Wednesday, August 17, 2011

Maximum Triangle Area (Part 1)

Today I'll discuss about another interesting problem. Though the analysis is big, hopefully you'll find it interesting.

Problem name: Maximum Triangle Area
Problem description:
Given n distinct points on a plane, your task is to find the triangle that have the maximum area, whose vertices are from the given points.

The most obvious solution is trying all possible triangle and find out the maximum area. The complexity of that algorithm is O(n^3). Which is huge as n can be as large as 50000.

So what can we do now? An interesting fact is, we can solve this problem by only considering the points of the convex hull for the given set of points. This will work because, if there is a triangle which has a vertex A which is not in the boundary of the convex hull, there will be always a point X in convex hull such that, by moving A to X we can increase the area of the triangle. Let's see an example -

We have a set of points {A, B, C, D, E, F, G, H, I}. The convex hull of these points consists of {D, E, F, G, H, I}. But let's claim that the largest triangle using these points is ABC. None of it's vertex is in convex hull. Let's say, BC is the base of this triangle and AP (perpendicular distance from A to BC) is the height of the triangle. So, the area of the triangle is 0.5 * BC * AP. Now draw a line parallel to the BC which goes through A. As A is inside the convex hull, you will find at least one vertex from the convex hull which is on the other side of the parallel line. Here in our example, we found D and BC are in the opposite side of the parallel line, so perpendicular distance from D to BC (DQ) is greater than AP. Hence, 0.5 * BC * AB < 0.5 * BC * DQ. So, triangle area DBC > triangle area ABC. See the following picture to make it clear -

Now, we got a triangle DBC which has larger area than ABC, but yet we have two vertices in it which are not in the convex hull. Now in the similar way considering DB as a base, and drawing a parallel line of DB which goes through C, we will find that area of DBF is greater than area of DBC. In the next step we can easily show again, that area of DBH is greater than the area of DBF. So we found that, maximum area triangle can be found using only convex hull vertices.

But if all of the given points is in the convex hull, our algorithm is still O(n ^ 3). Using the convex hull property we can improve it. Now our problem is finding the largest triangle using the vertices of a convex polygon. Let's say we have n vertices 0 to n - 1. We will try to find out three vertices A, B, C in clockwise direction from these vertices which will form the maximum triangle.

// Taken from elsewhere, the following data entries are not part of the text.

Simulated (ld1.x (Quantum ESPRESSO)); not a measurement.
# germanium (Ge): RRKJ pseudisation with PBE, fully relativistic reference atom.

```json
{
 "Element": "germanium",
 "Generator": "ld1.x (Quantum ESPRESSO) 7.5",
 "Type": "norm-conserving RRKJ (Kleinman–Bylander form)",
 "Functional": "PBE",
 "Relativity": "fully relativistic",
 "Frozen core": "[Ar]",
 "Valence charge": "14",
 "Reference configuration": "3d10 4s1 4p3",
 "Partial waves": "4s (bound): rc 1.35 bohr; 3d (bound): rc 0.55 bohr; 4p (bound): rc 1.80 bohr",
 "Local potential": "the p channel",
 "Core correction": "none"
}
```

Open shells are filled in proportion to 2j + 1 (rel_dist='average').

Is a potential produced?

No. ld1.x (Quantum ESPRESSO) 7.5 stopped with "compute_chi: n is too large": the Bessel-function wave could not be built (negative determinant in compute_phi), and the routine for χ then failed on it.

Now for a given AB, rather than iterating all of the points between B and A, to find the C, we can use ternary search to find C, as if we consider AB as a base, and iterate from the next point of B one by one, the height (of the triangle ABC) will increase in every step up to a certain vertex, and after that height will decrease in every step. This way, we can ternary search the point C for every possible AB, and the complexity will become (n ^ 2 log n), which is still not enough.

As, the analysis becoming large and large, we'll discuss the other improvements in the next part.

(Special thanks to Anna Fariha for helping me understanding some proofs of this analysis.)


  1. Great post! Eagerly waiting for the next part!

  2. Great stuff, loved to read. I wonder if you can post something for beginners like me. A post that gives an idea of elementary things about algorithms, references and direction.

    I hope you'll continue writing in this blog and share your knowledge.

  3. I tried this problem but left without success. Very lucid analysis but I could reach at this point. Now I am eagerly waiting for the next part.

  4. Thanks All. Next post is up.
    @maruf.hasan: I have a plan about that also to write something for beginner in (may be near) future.

  5. Hey! This problem came in the National Programming Camp 2013 selection test. Too bad I was only able to provide the n^3 solution.